The protective coating of the present invention is ideally suited for the protection of metal surfaces, such as steel. Although not intended to be limited to any one specific metal surface or product, the protective coating is uniquely suited for use as protective coatings for metal pipe which is formed integrally with a polymer liner. Such a process is described in U.S. Patent 5,316,606 to Andre, the disclosure of which is herein incorporated by reference.

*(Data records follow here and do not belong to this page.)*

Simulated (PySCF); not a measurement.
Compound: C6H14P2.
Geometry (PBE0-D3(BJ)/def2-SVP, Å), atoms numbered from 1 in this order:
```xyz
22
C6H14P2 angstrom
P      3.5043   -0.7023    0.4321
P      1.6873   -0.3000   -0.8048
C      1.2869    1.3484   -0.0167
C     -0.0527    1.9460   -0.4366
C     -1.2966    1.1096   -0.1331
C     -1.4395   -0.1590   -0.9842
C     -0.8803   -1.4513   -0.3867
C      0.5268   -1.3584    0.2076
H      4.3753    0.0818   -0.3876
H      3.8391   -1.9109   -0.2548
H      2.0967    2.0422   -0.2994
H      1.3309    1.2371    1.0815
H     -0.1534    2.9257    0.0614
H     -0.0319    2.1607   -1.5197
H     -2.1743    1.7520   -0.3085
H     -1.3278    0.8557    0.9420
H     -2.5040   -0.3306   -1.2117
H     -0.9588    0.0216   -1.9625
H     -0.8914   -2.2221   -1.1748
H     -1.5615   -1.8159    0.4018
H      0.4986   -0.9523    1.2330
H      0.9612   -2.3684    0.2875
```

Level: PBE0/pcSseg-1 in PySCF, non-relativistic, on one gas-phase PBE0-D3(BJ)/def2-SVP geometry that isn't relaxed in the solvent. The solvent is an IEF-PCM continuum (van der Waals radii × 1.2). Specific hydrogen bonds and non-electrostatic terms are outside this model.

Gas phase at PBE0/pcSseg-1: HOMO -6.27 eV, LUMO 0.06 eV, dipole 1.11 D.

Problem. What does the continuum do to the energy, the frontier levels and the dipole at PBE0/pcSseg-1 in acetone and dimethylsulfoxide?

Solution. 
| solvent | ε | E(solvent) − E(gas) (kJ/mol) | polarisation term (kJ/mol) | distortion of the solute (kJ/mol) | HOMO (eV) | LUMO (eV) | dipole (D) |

The protective coating of the present invention will now be illustrated by reference to several examples. The protective coating is not intended to be limited to the specific, exemplary materials but, rather, may be practiced generally by the principles espoused below.

Comparative Example 1

A multilayer intermediate film 10 mils (0.254 cm) thick was coextruded using a blown film process, for application to a metal surface. The intermediate film comprised a first layer of ethylene acrylic acid comprising 6% acrylic acid by weight and a second layer comprising a blend of 98% by weight ethylene acrylic acid and 2% by weight of a blend of 90% by weight polyethylene and 10% by weight antioxidant and UV absorber. The intermediate film was laminated to a cleaned and pretreated galvanized steel sheet pre-heated to 400"F (204°C) by pressure from neoprene rubber nip rollers. A high density polyethylene was extruded as an extrudate over the intermediate film to a total coating thickness of both films of 60.7 mils (1.54 cm). The coated metal sheet was then subjected to a peel strength test according to ASTM D-903 modified to use a 1/2 inch wide (1.27 cm) test strip and a peel rate of 5 inches per minute (12.7 cm/min). The coating peeled at the film to extrudate interface at 8 pounds per 1/2 inch or 16 pounds per inch (2.86 Kg/sq. cm). In a second run according to the example and employing a total coating thickness of 64.1 mils (1.63 cm), the coating peeled at the film to extrudate interface at 8 pounds per 1/2 inch or 16 pounds per inch (2.86 Kg/cm).

Comparative Example 2

A multilayer intermediate film was extruded and applied to three galvanized steel sheets as in Comparative Example 1. An extrudate of linear low density polyethylene was extruded over the intermediate film to a total coating thickness of 65.5 mils (1.66 cm), 66.5 mils (1.60 cm) and 67.2 mils (1.71 cm). The samples were tested as in Comparative Example 1 and resulted in failure at the film to extrudate interface with peel strengths of 26, 22 and 32 pounds per inch (4.64, 3.93 and 5.71 Kg/cm) respectively.

Comparative Example 3

A multilayer intermediate film was extruded and applied to two galvanized steel sheets as in Comparative Example 1. The intermediate film was a first layer of ethylene acrylic acid containing 6% by weight acrylic acid and the second layer was a blend of 50% high density polyethylene, 50% linear low density polyethylene, and 0.2% maleic anhydride. An extrudate of high density polyethylene was extruded over the first film to a total coating thickness of 73.5 mils (1.87 cm) and 72.4 mils (1.84 cm). The samples were tested as in Comparative Example 1 and resulted in failure at the film to extrudate interface with 26 and 24 pounds per inch (4.64 and 4.28 Kg/cm), respectively, of peel strength.

Comparative Example 4

A multilayer intermediate film was extruded and applied to two galvanized steel sheets as in Comparative Example 3. An extrudate of linear low density polyethylene was extruded to a total coating thickness of 66.8 and 70.1 mils (1.70 and 1.78 cm). The samples were tested as in Comparative Example 1 and resulted in failure at the film to extrudate interface with 24 and 22 pounds per inch of peel strength (4.28 and 3.93 Kg/cm), respectively.

Example 1

A multilayer intermediate film was extruded and applied to two galvanized steel sheets as in

Comparative Example 1. The intermediate film had a first layer of ethylene acrylic acid having 6% by weight acrylic acid and a second layer of a blend of linear low density polyethylene and 0.2% by weight of maleic anhydride. An extrudate of linear low density polyethylene was extruded over the intermediate film to a total coating thickness of 82.1 and 81.7 mils (2.08 and 2.07 cm), respectively.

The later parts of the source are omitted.